At this point I’m thinking of splitting these sections in half and just adding more joints, since that would minimize the overhangs. Given that this is going to be sanded/filed/painted for display anyway, it shouldn’t be as bad as the substantial supports that would be required otherwise. Curious whether there are other ideas for how to handle something like this (STL for the piece I’m trying is attached).
It’s a bit annoying since the sword curves in all possible directions.
For a straight sword, you could slice in half along the length and glue both halves together. Then you have large flat part.
I think you could probably still do it this way. Surface finish might be a bit less due to the print direction, but if you need to glue parts together some sanding (and painting) is usually required anyway.
Do note that a 3D printed sword isn’t necessarily very strong. (at least not the way my 6yo plays with it :p)
Do you have z-hop enabled? Bed adhesion, especially with a raft should be more than enough to compensate for the skewed C.o.G. Your part is likely colliding with the nozzle and as it gets taller the moment is magnified.
I would try again with z-hop enabled and your travel/print speed slowed and if it still gets knocked off then you should cut your parts shorter to compensate for the relatively small surface area contacting the bed.
Is there a way to reduce print speed at particular layers, or is that just manually going to the controller and changing the work speed? I was thinking that speed might be a problem, which is why I rotated it 90 degrees so that the Y motion (which seemed to be the jerkiest) wouldn’t be shaking the thin dimension. Speed seemed to be fine for the first 70 or 80% (hadn’t failed yet), so I’d like to start faster and then slow down as the print got taller.
I did not have z-hop enabled, but I may try that next. I can see what you mean-bed movement tilts model enough to have the nozzle contact the surface, and crash! I have another piece printing now (much more stable, but 40 hrs), so I may try again with z-hop and a slower work speed.
As for strength, I’m well aware that this isn’t going to be a “fighting” sword. Plan is to make it a display piece for his room. Should look cool when it’s done, assuming I can get the whole thing printed. Plan is to sand/finish with a filling primer, and then metallic paint on top of that. Joining using 1/4" dowel pins, and a 3/4" dowel in the handle for a little extra strength.
That’s how I do it now Some slicers like Prusaslicer & Simplify3D allow you to slow down automatically when the print time per layer gets below a certain threshold. (useful in particular for very fine details). But that isn’t the issue here.

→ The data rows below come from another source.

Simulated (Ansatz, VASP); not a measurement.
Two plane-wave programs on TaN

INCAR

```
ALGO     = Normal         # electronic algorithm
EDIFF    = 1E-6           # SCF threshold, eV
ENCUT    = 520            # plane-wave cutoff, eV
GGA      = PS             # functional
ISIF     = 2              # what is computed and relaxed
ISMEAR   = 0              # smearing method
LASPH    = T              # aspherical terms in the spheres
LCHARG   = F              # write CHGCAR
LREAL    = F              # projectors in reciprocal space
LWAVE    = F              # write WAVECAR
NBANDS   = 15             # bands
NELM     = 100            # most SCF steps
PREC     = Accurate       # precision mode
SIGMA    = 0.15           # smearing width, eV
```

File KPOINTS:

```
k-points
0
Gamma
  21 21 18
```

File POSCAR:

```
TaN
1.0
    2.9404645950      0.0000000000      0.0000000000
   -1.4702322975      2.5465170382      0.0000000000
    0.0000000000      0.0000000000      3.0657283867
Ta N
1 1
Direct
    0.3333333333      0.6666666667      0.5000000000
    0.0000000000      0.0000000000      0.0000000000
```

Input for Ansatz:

z-hop should help as well.
In that case I wouldn’t really worry about supports. You’ll be sanding anyway.
If still an option (because you haven’t printed too much parts yet) changing the angle of the cut would help as well to make it stand more straight.
You know…that just might work. I’ll have to go back to the model and check it out. I also tried generating a support spine up the front, and it looks like it might help as well (need to tell Luban to support 20% overhangs though). I think I’ll see how the next few parts print before tackling this one again.
Next test is going to be how well a print like this sands/fills.
Update-I tried printing this part again vertically, but this time with 1mm retraction, retract at layer change, 1mm z-hop, and supports at 20 degrees. I also let it run at 100% speed for the first half or so, and then reduced to 75% overnight. This morning I went to check it out and I saw this: https://www.youtube.com/watch?v=EgqdG8FO2z8
In the video, you can see the part move when the head travels over the model, at which point the z-hop seems to be ignored (although it does raise at other points in the print). This seems to have caused all the supports to break off, so they weren’t doing anything. About 20 minutes after I shot this, I noticed a pretty severe layer shift on the camera, so I went and paused the print to try to clean up and recover. No good (resuming seems to have broken the origin coordinates?).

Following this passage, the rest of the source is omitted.